This kind of comment is specific: it says which layer is already covered and which layer is missing.
Prefer test-first or tight test-and-code lockstep for behavior changes. During review, a regression fix without a failing test that would have caught the defect is incomplete even if the patch looks correct.
Harness Quality
Good tests are deterministic, isolated, and specific about the contract. They assert exit codes, stdout, stderr, response bodies, events, generated files, and repository data where those are part of behavior. They should avoid external network services and shared mutable data. When a strictly local host capability is optional, tests should probe it and skip with a precise reason rather than failing with an unrelated low-level error.
End-to-end suites should be quiet on success and detailed on failure.

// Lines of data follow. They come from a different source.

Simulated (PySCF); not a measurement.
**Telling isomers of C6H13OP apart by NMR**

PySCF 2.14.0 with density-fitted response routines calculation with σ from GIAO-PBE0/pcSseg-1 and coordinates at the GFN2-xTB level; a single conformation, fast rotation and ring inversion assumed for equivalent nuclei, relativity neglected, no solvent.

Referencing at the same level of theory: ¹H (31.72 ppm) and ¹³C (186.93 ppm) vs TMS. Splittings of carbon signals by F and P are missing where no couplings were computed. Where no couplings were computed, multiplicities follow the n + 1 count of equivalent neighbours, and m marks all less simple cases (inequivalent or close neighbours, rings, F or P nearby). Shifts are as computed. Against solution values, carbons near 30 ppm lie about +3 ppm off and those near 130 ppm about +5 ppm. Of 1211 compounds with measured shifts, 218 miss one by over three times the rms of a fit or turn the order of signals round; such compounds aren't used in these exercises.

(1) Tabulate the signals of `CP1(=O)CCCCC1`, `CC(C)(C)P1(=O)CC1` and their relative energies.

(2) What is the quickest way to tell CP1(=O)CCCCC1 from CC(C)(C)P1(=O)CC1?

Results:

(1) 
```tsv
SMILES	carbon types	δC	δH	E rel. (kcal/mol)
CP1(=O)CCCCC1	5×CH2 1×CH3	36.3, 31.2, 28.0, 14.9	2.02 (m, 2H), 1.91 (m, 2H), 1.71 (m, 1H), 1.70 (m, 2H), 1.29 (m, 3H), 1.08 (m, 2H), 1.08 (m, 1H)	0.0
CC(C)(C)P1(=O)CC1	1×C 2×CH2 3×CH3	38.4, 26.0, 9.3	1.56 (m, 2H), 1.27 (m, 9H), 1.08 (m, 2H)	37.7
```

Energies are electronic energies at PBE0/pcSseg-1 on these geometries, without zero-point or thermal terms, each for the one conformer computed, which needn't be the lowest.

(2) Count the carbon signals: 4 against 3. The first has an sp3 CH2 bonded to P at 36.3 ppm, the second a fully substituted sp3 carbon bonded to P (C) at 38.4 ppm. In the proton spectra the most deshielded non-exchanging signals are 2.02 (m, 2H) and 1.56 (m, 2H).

User-facing formatted output tests should pin locale or be explicitly
locale-tolerant. If an e2e suite needs helper binaries, build them once through
the module’s normal build path instead of repeatedly paying go run
compilation inside the suite.
A review should flag tests that only check “no error”, depend on test execution order, use sleeps instead of synchronization, rely on the developer’s machine state, or exercise only the CLI when the core behavior would be easier to prove through a package test. It should also flag code that is hard to test, because that usually means dependencies are hidden or responsibilities are mixed.
Quality evidence should include the repository’s normal gates, not only a local package run. For Go changes, review whether formatting, vet/lint, security checks, race tests where relevant, fuzz tests for parsers or security-sensitive input, benchmarks for measured paths, module e2e, and root integration gates were run or intentionally scoped.